Greenville City Hall is located at 200 West Fifth Street, Greenville, NC 27834; phone: 252-329-4434.

Jesse R. Moye House, ca. 1902, 408 West 5th Street, Greenville, NC, National Register

Photo: Jesse R. Moye House, ca. 1902, 408 West 5th Street, Greenville, NC. Listed on the National Register of Historic Places in 1997. Photographed by User:Tradewinds (own work), 2014, [cc-by-3.0 (creativecommons.org/licenses/by/3.0)], via Wikimedia Commons, accessed September, 2016.

Beginnings [1]

The City of Greenville was laid out on the south bank of the Tar River in 1774. A courthouse was constructed and the small town served as center for government and trade in Pitt County. Most Pitt County residents survived through subsistence farming. However, by 1860 Pitt County's economy had transformed from subsistence agriculture to a cash-crop system, becoming one of the leading cotton producing counties in the state. Steam-powered boats enabled shipment to distant markets. Greenville's status as a steamboat stop and courthouse town perpetuated its growth in the middle years of the nineteenth century. Greenville was linked to the rest of the state by rail in 1890. Pitt County farmers exported cotton and tobacco by rail and by 1900 Greenville became a major tobacco market along with the eastern North Carolina towns of Rocky Mount, Goldsboro and Wilson. As a result of Greenville's emergence as a major eastern North Carolina tobacco trading market, Greenville's commercial district continued to grow into the twentieth century, spurred on in part by the founding of the East Carolina Teachers Training School in 1907, which brought students and faculty from across North Carolina to Greenville. By the 1910s and 1920s the commercial core contained residences, retail stores, and offices and continued to be the county center of government and civic life. By the 1930s Greenville had a large enough population to attract national chain department stores such as McClellan's and Montgomery Ward in addition to locally owned businesses. After World War II, Greenville became one of the largest tobacco markets in the state, and the downtown continued to thrive. By the mid-1950s the area was beginning to be negatively affected by changes in architectural practices, suburban land use patterns and the county's shift from an agrarian to an industrial economy.

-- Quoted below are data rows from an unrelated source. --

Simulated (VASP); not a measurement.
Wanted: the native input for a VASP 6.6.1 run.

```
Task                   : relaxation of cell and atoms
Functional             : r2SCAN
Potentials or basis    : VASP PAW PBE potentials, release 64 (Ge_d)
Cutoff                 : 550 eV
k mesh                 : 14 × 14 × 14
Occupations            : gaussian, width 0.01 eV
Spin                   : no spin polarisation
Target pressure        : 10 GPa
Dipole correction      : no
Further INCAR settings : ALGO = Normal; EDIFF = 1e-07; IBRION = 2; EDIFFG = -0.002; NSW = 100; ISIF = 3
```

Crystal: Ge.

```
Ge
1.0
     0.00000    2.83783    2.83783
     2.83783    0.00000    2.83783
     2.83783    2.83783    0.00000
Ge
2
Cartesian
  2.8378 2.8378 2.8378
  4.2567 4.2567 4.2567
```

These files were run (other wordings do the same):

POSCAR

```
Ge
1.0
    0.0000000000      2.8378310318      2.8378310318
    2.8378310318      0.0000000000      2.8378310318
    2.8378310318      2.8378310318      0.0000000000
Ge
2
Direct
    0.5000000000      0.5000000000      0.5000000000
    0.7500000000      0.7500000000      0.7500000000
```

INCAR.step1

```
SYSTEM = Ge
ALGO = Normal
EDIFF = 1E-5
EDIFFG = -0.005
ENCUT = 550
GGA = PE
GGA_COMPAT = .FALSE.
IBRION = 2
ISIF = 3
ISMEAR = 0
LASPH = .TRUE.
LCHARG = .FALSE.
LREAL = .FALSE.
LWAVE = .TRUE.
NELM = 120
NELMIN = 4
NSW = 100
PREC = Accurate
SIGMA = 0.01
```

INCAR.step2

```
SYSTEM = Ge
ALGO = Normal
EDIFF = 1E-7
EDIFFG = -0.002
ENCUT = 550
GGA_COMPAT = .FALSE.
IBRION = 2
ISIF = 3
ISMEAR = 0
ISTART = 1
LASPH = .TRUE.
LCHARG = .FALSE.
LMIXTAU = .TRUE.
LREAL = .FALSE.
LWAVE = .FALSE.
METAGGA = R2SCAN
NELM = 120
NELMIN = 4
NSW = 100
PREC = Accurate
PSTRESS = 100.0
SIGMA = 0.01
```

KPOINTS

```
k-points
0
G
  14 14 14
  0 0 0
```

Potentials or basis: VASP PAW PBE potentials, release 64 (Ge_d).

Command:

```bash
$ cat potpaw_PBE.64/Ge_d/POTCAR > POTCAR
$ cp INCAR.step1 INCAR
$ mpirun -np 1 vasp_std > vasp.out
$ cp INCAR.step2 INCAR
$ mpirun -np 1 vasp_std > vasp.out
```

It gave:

By 1860, Greenville had grown to a population of approximately 1,800 with seven doctors, three lawyers, a dozen merchants, six carpenters and two brick masons. In 1859, a temple-form Greek Revival courthouse with a Doric portico and cupola was under construction on the site of the second courthouse that had burned the previous year. The location also is the site of the current courthouse, constructed in the Classical Revival style in 1910 after fire destroyed the 1859 structure. This block has been continuously used for government functions since the city's incorporation.

By the mid-nineteenth century railroads were replacing steamships and plank roads for commercial transport. Steam-powered boats were limited to areas with navigable waterways. And small, eastern North Carolina waterways such as the Tar River required constant dredging to remain passable. However, railroad service came relatively late to Greenville compared to other parts of eastern North Carolina. By 1858, the ninety-six mile Atlantic and North Carolina railroad from Goldsboro through New Bern to Beaufort was completed. The line later became part of the larger Norfolk and Southern network. In 1885, Pitt County citizens voted down a proposed rail link that would have connected Greenville with Goldsboro, and from there to the Wilmington and Weldon Railroad. The proposal was rejected because it would have required the county to pay a hefty tax to fund the project. A few years later, the Wilmington and Weldon Railroad proposed the construction of a line from Halifax to Kinston, via Greenville. The history of Greenville may have been radically different had the town missed this second chance to connect with rail service. Greenville's citizens and the business community did not let this opportunity pass and finally embraced the rail line. In 1890, the Wilmington and Weldon Railroad line was run through Greenville providing both rail and passenger service. In 1907 the Norfolk and Southern Railroad also extended a line through the town.

  1. Ellen Turco and April Montgomery, Circa, Inc., Greenville Commercial Historic District, Pitt County, N.C., nomination document, 2002, National Park Service, National Register of Historic Places, Washington, D.C.